Background of the Vote
Kurdish civil society organizations in 2005 initiated an independent, non-binding referendum, in which 98 percent of population voted for independence. However, the Kurdish leadership at the time did not use the results to discuss independence with Baghdad, and instead chose economic benefits and political stability over nationalist rhetoric.

The current campaign for independence was led by Barzani, whose presidential term ended in August 2015. He rejected Iraqi, American, and European requests to call off the vote, and asked U.S. Secretary of Defense James Mattis to offer an “alternative” for the referendum if Kurdistan were to postpone it. One was offered by U.K., U.N., and U.S. officials, but it was unanimously dismissed on September 17 during a meeting of the Kurdistan Region Referendum Committee, headed by Barzani. Barzani agreed in principle with the proposal, but saw calling off the plebiscite as a huge setback and embarrassment for a leader with a reputation as someone who can get things done.

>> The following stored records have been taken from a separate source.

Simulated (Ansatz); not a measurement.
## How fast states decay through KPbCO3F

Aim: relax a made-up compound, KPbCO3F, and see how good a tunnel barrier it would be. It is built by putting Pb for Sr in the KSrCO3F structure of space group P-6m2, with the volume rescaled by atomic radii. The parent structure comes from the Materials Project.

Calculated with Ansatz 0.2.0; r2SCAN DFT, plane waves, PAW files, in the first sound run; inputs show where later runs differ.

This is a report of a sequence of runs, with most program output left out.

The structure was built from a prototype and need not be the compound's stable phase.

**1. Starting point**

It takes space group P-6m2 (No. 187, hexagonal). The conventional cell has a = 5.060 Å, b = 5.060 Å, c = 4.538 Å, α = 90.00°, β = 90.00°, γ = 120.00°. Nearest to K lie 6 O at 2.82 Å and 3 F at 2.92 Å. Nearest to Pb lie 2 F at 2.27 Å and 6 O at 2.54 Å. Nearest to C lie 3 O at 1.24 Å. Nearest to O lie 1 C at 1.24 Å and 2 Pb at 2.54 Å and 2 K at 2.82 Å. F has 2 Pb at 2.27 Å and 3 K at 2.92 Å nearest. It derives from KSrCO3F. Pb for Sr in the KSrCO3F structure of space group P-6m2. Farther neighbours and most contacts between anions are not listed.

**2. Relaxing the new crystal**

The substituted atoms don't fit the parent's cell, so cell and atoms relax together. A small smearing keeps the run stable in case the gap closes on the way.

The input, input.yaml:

Holding the referendum has become a historic achievement for Barzani, who considered cancellation as political suicide in Erbil and Baghdad, where he would be seen as a weak leader. His campaign also centered on his aspiration to expand his hegemony into Turkey, Syria, Iran, and beyond. When the Arab Spring started, Barzani wanted to play a decisive role in the future of the Kurds in Syria, but the Kurdistan Workers’ Party (PKK) stopped him, leading Barzani to strongly oppose PKK achievements and the organization to marginalize his allies in Syria. Barzani is hungry to surpass the reputations of Talabani and PKK founder Abdullah Ocalan, and wants to continue to use the referendum as a bargaining chip to win more benefits from Baghdad, rather than face the domestic failures of which he and his party are accused, amid a severe financial crisis and political gridlock.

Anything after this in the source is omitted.